Geologists Discover Remnants Of Earth's Original Crust
Throughout its 4.5 billion-year history, the Earth’s crust — the thin outer layer of the planet — has been recycled several times, and most of the original crust has long been forced deep below the surface. The oldest portions of the crust that exist today are about 2.7 billion years old — much younger than the ancient crust that formed the “ancestors” of the modern-day continents.
A team of researchers from the University of Ottawa and the Carnegie Institution for Science has now discovered samples of Earth’s crust that existed over 4.2 billion years ago, when our planet was still in its formative years. The discovery, made after analysis of samples collected from a large mass of exposed rock in northwestern Quebec known as the Canadian Shield, has been detailed in a study published Friday in the latest edition of the journal Science.
“The Earth is always ‘recycling’ and re-melting its crust, erasing records of its early beginnings. We knew that the craton in northern Quebec had been formed by partial fusion of an ancient precursor crust, but for the first time we have specific information about the age and the nature of this older source,” lead author Jonathan O’Neil from the University of Ottawa’s Department of Earth and Environmental Sciences said in a statement.

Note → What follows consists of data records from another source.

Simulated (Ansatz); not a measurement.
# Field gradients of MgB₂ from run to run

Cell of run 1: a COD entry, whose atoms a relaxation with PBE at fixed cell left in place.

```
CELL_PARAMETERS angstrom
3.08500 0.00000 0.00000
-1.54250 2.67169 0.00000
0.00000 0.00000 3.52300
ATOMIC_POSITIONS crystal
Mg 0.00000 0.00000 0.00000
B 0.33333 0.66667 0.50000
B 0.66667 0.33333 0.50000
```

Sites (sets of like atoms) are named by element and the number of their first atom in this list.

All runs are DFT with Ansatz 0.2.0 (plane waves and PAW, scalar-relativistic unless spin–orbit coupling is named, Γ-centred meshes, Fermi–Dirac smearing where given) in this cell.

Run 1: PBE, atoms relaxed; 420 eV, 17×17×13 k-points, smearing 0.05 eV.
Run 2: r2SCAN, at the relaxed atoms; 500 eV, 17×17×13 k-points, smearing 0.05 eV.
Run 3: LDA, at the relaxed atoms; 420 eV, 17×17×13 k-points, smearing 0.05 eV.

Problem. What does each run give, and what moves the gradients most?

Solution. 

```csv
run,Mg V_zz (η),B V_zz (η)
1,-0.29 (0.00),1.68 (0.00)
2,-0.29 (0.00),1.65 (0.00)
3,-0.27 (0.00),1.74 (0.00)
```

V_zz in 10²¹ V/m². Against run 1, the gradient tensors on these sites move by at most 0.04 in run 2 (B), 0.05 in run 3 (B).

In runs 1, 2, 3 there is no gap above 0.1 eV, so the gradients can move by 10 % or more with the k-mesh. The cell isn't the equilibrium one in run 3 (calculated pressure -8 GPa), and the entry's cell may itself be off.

Cratons are the oldest portions of Earth’s continents that have remained stable for over a billion years. Cratonic areas are present in every single continent.
In order to date the rocks obtained from near the eastern shore of the Hudson Bay in Northwestern Quebec, the researchers tracked the decay of an isotope called samarium-146. This isotope, which existed only for about 500 million years after the Earth formed, decayed into neodymium-142. By analyzing the amount of this element in the rocks and by comparing it with the amount present in newer rocks, the researchers were able to calculate their true age.
“Our findings suggest that the primordial crust involved in forming our craton was actually more than 4.2 billion years old and similar in composition to oceanic crust, which is very different from continental crust,” O’Neil said. “Re-melting or recycling of this primitive crustal ancestor produced the younger rocks of the Archean craton, which grew and stabilized to form the core of this part of the North American continent.”